Saurer’s Sales Revenue Grows 14% in H1

The Saurer Group increased their sales revenue during January-June 2018 by 14.0% year-on-year to RMB 4,627.09 million. Profits before tax rose 23.8% to RMB 564.39 million with net profits growing 29.1% to RMB 409.82 million.

Following a highly successful 2017, which saw the definition of Saurer’s new corporate strategy, the group is entering a phase of organizational consolidation and slowing growth rates.

Saurer Spinning Solutions grew by 11.1% to RMB 3,674.87 million, the main drivers being pre-spinning and rotor spinning. As part of the group’s strategy to become a one-stop provider of the full bale-to-yarn product line, the pre-spinning segment was integrated into Spinning Solutions in January 2018. This product line experienced a substantial increase in demand, growing by 92%, an indication that Saurer is reaping rewards from this move. As a specialist in the manufacture of rotor spinning machines, the group continues to strengthen its position with regard to this technology, which has grown 26%.

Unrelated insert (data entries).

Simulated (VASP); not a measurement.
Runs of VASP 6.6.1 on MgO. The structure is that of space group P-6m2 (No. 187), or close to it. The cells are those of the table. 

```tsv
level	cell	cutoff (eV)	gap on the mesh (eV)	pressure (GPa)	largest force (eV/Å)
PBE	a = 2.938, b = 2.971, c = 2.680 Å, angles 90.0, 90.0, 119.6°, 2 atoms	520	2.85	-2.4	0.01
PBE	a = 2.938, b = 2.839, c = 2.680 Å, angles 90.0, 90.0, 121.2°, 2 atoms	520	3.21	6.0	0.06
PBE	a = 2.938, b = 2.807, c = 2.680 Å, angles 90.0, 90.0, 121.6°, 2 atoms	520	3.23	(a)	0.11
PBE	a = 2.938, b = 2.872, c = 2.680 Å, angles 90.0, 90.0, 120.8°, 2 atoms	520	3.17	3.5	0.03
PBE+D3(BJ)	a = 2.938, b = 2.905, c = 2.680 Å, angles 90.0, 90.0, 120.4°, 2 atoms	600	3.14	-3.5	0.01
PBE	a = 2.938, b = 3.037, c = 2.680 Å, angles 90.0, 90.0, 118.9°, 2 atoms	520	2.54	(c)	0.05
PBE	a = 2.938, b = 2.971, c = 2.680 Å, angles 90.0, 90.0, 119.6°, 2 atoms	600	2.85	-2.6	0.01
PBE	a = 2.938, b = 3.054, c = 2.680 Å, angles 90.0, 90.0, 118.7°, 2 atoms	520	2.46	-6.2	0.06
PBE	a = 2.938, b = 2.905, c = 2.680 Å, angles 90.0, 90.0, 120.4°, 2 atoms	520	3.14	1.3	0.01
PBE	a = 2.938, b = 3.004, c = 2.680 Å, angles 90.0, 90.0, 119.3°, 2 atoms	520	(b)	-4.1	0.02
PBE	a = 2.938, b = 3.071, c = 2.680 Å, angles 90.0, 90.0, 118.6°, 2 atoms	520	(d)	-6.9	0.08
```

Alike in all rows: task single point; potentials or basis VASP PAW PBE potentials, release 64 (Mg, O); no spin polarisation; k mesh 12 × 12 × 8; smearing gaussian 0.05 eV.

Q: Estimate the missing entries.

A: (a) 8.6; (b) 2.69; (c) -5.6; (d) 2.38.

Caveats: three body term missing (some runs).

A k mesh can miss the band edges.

The Saurer Technologies Segment achieved a growth of 31.0% to RMB 952.18 million, as demand for glass twisting machines continues to surge. The entrenchment of electro-mobility is a major contributor to the boom in demand for glass fiber. This material is also used in the manufacture of LCD screens and power circuit boards. Their customers in Asia, particularly China, are working at full capacity to fulfill orders.

Saurer further established itself across six focus markets in Asia, winning a number of important orders during the first half of the year. Its strong presence at major industry events in Bangladesh, India, Indonesia and Vietnam no doubt played a role here. Vietnam (up 145%) and Bangladesh (up 109%), were the best performing countries in the first half of 2018. Uzbekistan, which has been one of Saurer’s major markets over the past five years, has been able to retain high sales volumes. Some customer projects were newly categorized under the China region, resulting in a 20.1% decline for the region ‘Asia (excl. China/India)’ to RMB 692.20 million.

China and Turkey experienced substantial growth rates for the first half of 2018, up 55.4% and 13.0% year-on-year to RMB 2,434.10 million and RMB 424.87 million, respectively.

Taking advantage of favorable economic conditions in the U.S. and Germany, the group has grown 73% and 52% respectively in these markets.

India is still facing challenging market circumstances, down 43.8% to RMB 351.79 million. Factors such as the new Goods and Services Tax, embedded duties, demonetization and high domestic cotton prices continue to have a substantial impact on a number of market players in this economy.